Another interesting thing about zoodles is how they’re made. They don’t come from hybrid plants that produce pre-strung zucchini, in the same way that baby carrots are not actually picked as newborns. Instead, zoodlers (not a word, but perhaps it should be) take regular veggies and perform the act of “spiralizing” on them. Essentially, a spiralizer turns an oblong or round veggie into long strings by cutting multiple strands as the veggie is spun on an axle. The combination of forward movement and circular motion produces the spirals that can create long, long strands of veggies that act a lot like noodles in various dishes and spiralizer recipes.
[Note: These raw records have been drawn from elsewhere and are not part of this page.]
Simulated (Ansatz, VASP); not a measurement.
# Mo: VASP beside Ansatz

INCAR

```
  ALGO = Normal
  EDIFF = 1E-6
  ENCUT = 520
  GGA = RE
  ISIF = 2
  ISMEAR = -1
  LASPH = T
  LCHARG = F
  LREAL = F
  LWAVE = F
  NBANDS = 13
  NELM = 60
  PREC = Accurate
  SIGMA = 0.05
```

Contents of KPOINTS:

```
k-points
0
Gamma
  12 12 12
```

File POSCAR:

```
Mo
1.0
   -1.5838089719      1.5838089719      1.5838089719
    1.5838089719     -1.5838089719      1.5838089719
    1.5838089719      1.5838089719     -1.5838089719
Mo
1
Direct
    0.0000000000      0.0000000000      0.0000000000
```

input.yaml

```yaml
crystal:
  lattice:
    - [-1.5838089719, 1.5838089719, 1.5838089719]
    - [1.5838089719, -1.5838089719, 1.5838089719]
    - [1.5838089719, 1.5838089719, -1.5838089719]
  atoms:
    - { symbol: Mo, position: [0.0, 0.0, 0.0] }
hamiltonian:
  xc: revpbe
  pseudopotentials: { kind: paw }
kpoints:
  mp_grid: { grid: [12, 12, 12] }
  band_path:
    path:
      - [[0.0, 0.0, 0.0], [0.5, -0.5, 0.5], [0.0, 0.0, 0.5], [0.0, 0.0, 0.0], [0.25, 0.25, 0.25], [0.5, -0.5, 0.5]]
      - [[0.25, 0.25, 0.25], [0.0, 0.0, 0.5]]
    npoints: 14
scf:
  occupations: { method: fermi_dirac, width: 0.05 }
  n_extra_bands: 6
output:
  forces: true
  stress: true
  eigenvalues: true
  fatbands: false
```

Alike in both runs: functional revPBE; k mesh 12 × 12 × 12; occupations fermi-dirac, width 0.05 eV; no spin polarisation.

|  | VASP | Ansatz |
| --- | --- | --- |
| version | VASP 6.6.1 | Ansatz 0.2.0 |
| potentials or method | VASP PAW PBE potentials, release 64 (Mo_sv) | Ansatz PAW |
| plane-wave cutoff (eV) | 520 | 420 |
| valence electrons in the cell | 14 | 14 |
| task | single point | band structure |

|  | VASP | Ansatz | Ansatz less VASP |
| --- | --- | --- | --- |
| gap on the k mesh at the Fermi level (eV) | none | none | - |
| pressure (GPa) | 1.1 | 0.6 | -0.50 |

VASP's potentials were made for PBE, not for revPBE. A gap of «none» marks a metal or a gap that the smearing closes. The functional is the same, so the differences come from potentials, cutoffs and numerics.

And the best thing about this is, you can bring the wonders of spiralizing to your very own kitchen. Spiralizers are small, often inexpensive, and fun to use (as long as you follow the safety precautions to avoid spiralizing your fingers, which is not OK under any circumstances — and definitely a no-no on a website that promotes sustainable eating). But you may be reluctant to invest in another kitchen gadget that has only one purpose. So beyond zoodles, what else can you do with a spiralizer? Beyond zucchini, what other foods work with them? And what are some good spiralizer recipes to try?
What is a Spiralizer?
A spiralizer is a kitchen appliance that turns fruits and vegetables into noodles and other shapes. The “spiral” in the name can refer to the mechanism (think of a large crank pencil sharpener like they had screwed to the wall in 4th grade, or a woodworking lathe) or the shape of the finished product. While zucchini noodles are pretty limp, other veggies like carrots and sweet potatoes come out as bouncy spirals, reminiscent of a model’s hair in a shampoo ad.
In addition to long zoodles, most spiralizers allow you to cut your food into different lengths, thicknesses, strands, slices, and chips. Spiralize the veggies when raw; after that, you can bake or stir-fry them to create lots of delicious and interesting meals.
Many chefs have fallen in love with spiralizers because of the innovative dishes they suggest — and the beautiful presentation they enable. The cool new looks of traditional veggies are both decorative and functional and allow people to experience “boring” old foods in a new way. Some newer models cater to this creativity by adding “wavy” blades that contribute texture and symmetry to the finished veggies.
For the home cook, a spiralizer is an inexpensive and not too bulky addition to a healthy plant-based kitchen. The manual crank and handheld models are the lowest in cost, while you’ll pay more for an electric model or a dedicated attachment to another appliance like a stand mixer.
What to Spiralize
The best foods to run through a spiralizer are firm or crisp fruits and veggies of a round or oblong shape. These include:
- Zucchini or other squash (most popular and well known, i.e., zoodles)
- Sweet potatoes
- Carrots (must be very thick to work)
- Bell peppers
You can also spiralize citrus peels for use as garnish in a mocktail or other fancy drink.
If you want a fun and creative way to eat more fruits and vegetables, or make completely plant-based, unprocessed noodles, a spiralizer might be in your future. There are three main types of spiralizers: manual, electric, and handheld.
This affordable spiralizer model includes five interchangeable blades and a lever to engage and disengage the suction pads that keep it in place.
This manual spiralizer has a 6th, stainless steel, wavy blade, and comes with a cleaning brush.
The Bella Electric Spiralizer is essentially a manual model with a motor attached. It has an auto-stop, so it won’t spend eternity spinning a zucchini if you forget and leave it unattended. And it can accommodate vegetables up to six inches long.
This spiralizer has a form factor that more closely resembles a juicer, with a top chute and bottom container. It also has six color-coded blades that are dishwasher safe. In the box, you’ll also find a storage bag for the blades, a cleaning brush, and a mini-book filled with spiralizer recipes.
The Vegetti is the smallest and least costly of all the spiralizers. Just hold it in one hand, take the vegetable in the other, and twist the vegetable while holding the Vegetti still. Because of its narrow interior, it may be harder to clean than the flat-bladed models. But if you need a portable spiralizer or don’t have space for one more appliance, this model is perfect.
Much like the Vegetti, this Zoodle Slicer has no moving parts, aside from you and the veggie you’re spiralizing. Picture using this one like a waiter at a fancy Italian restaurant offering you a twist of black pepper on your dish. Just hold it over the plate or bowl and crank away.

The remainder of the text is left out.